How does the classic car world look? Are we, as reported in a modern-car magazine recently, a bunch of tweed-wearing saddos? Are we a bunch of crashing bores? Who don’t know when to shut up?
Or are we at the forefront of an exciting, dynamic hobby that can turn every commute into a pleasure-drive and every trip into an adventure?
I’d suggest the latter. But I’m biased. Running an old car has its fair share of challenges, and I don’t just mean the mechanical ones which have to be overcome with perseverance, parts, personnel (sometimes) and a deal of luck. I mean the unseen things we face every day we venture onto the highway in an interesting car. There’s the petrol station conversations “My Dad/Uncle/first boyfriend had one of those”. I can handle them.

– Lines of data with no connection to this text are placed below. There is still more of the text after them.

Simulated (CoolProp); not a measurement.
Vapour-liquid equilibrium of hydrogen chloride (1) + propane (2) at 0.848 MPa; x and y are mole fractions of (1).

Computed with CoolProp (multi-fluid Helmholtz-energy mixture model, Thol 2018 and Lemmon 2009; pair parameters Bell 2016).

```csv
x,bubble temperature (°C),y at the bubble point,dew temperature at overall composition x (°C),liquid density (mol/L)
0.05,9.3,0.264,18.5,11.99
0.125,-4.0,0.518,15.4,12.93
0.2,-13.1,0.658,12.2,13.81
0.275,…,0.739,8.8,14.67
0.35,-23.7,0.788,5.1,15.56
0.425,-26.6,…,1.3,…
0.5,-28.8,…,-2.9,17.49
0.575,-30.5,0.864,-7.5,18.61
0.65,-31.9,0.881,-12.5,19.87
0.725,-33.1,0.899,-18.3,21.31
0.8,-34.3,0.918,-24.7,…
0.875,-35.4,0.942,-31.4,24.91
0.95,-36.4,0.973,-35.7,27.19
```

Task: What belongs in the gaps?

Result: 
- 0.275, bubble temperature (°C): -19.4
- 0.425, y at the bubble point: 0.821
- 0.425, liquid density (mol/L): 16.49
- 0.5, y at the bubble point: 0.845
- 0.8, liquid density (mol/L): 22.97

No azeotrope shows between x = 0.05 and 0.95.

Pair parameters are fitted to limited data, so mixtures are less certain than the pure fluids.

Worst of all the procession of chancers, freeloaders, bottom-feeders, wiseguys, blaggers, opinionates, friends-of-friends, losers, ne'er-do-wells, herring-eaters, skinflints, and the day-trippers, who’ll come up and offer ill-formed hearsay as fact. These pub bores will always regale you with the tales of why you shouldn’t have bought a Triumph Stag “they overheat doncha know?”. Ford Escort “they’re worth millions now”. TR6 “problems with fuel injection on them mate”, or Moskvich “them’re rubbish them are moite” , as I was told on at least five occasions over last weekend’s Race Retro event where I put my own one on show.
But even though this attention offers challenges, it means classic lovers are BEING NOTICED. And above all, isn’t that why we love old cars – for the attention it gets us? Roll on the summer.